LOS ANGELES—With double-digit growth each year, e-commerce has represented an increasingly significant share of holiday retail sales in recent years. But as the volume of goods shipped from warehouses increases, the reverse is also true as the goods travel in the other direction. CBRE estimates that the total value of returned goods bought online this holiday season will range from $14 billion to nearly $29 billion, or nearly one-third of the $95 billion in sales volume predicted for 2016 by eMarketer.
A tally like that has major implications for both retail and industrial. Online merchants' ability to recapture the value of returned merchandise depends on their management of reverse logistics. That extends to not only the speed of returns but also the costs associated with receiving them.

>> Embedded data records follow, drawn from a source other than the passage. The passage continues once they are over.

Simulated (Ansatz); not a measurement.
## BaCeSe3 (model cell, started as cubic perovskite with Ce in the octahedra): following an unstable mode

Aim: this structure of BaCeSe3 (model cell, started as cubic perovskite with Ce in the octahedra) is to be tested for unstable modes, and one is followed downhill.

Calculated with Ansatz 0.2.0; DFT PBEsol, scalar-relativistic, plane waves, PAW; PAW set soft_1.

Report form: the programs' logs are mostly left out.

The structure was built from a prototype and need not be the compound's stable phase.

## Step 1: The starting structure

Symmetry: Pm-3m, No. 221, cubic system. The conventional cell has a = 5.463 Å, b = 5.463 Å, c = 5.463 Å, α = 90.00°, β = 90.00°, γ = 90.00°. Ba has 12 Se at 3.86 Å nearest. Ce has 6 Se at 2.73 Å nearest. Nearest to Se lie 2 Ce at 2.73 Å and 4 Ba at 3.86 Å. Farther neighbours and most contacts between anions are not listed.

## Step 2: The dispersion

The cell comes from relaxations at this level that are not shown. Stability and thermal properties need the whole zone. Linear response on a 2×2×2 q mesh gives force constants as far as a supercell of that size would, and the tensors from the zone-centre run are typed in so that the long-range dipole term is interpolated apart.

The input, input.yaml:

“We'll likely see retailers make progress this year in whittling their online return rates because they have more and better data from past seasons to predict what their customers will buy and keep,” says Joe Dunlap, managing director of supply chain services. “Still, big volumes of returns are a fact of life in e-commerce, which leaves retailers with expensive decisions regarding whether to restock, liquidate or destroy returned merchandise.”
In a CBRE Viewpoint report, David Egan, Americas head of industrial & logistics research, notes that returns add “significant costs to retailers and distribution networks that are not optimally equipped for the reverse flow of inventory. It is estimated that returns, either sold at discount or disposed of, cost retailers 4.4% of total revenue each year.”
Adding another layer of pressure is what Egan calls “the culture surrounding e-commerce.” Divorced from the physical experience of seeing an item, touching it or trying it on, “e-commerce shoppers have become accustomed to buying multiple items with the intent of returning some of them,” writes Egan.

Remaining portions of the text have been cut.